Leisure Market Update

1st July 2013

We are now half way through 2013 and at the time of the year when the majority of the new 2013 property stock is on the market. Looking through the various agents that have leisure properties on the market, stock levels are high although the majority of properties appear to be those that are not particularly profitable, tired, overpriced, risky or require significant capital investment. The strength of demand is for the profitable leisure businesses.

The combination of a continued lack of growth in the economy, inflation and cost pressures still create major challenges to operators of leisure properties and this in turn is affecting capital values.

Compounded with these challenges is the continued difficulty in obtaining finance and the banks not being willing to lend on anything they deem as high risk. Lack of available finance is driving down demand, and also effects a buyer’s decision making when considering properties that require capital investment either on improvements or repairs.
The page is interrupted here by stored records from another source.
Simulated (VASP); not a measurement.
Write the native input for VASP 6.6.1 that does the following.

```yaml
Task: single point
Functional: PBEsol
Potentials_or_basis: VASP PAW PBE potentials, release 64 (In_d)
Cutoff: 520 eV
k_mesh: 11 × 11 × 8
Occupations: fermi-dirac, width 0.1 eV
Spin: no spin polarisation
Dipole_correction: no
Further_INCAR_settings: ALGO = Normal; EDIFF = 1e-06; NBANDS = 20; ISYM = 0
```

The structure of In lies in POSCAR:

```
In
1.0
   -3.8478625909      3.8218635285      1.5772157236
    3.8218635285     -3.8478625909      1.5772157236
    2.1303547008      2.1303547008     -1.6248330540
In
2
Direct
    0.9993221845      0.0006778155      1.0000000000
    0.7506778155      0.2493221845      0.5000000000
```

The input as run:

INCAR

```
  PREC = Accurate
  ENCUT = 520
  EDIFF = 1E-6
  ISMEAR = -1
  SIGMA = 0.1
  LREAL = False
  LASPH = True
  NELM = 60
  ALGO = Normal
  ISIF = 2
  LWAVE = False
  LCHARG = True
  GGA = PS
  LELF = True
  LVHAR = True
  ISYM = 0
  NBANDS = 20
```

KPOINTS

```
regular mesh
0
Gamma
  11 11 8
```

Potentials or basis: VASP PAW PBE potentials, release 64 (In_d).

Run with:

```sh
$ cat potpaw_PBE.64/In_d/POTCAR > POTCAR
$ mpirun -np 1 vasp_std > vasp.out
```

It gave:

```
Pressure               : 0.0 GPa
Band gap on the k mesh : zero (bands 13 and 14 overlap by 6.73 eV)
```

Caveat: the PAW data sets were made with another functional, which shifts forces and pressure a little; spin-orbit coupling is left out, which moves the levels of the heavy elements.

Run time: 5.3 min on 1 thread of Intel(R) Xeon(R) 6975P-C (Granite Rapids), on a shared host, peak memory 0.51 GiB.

Demand for holidays in the UK appears to be at its peak, and this has primarily affected the hotel, caravan parks, holiday homes and accommodation businesses. The level of holiday demand also has an indirect effect on other leisure properties that offer activities and recreation as they also try to attract holiday makers as well as day trippers. Occupancy appears to be maintaining its strength in most accommodation businesses although at its expense the majority of operators do not appear to be increasing tariffs. This means that in the majority of businesses turnover is not growing whilst costs have increased and continue to increase primarily due to inflation.

The capital value of leisure property is linked to the maintainable trade and profitability of the business concerned. Whilst the multipliers applied to profits when assessing capital value has dropped due to reduced funding options and perceived increases in risk, the capital value should only fall back where profits in the business have reduced or remained stable. Where businesses have seen an increase in profits or otherwise look likely to improve profits, values have sustained and in some cases increased.

In the current market there is an increasing importance when assessing the value of leisure properties to focus on the specific key facts of the trading records and financial accounts. Underlying that is also the location of the business. Where properties are well located and can show certainty in terms of business performance, these could attract scarcity value as they are currently in under supply. I don’t believe there will be any dramatic shifts in the leisure property market over the coming years due to the continued pressure on costs and the limited opportunities to increase turn-over against the banks unwillingness to lend and the continued perceived risk in leisure properties.

Therefore, if an operator is considering selling their business there is no point in waiting to sell as it is unlikely that any significant increase in value will be attained going forward.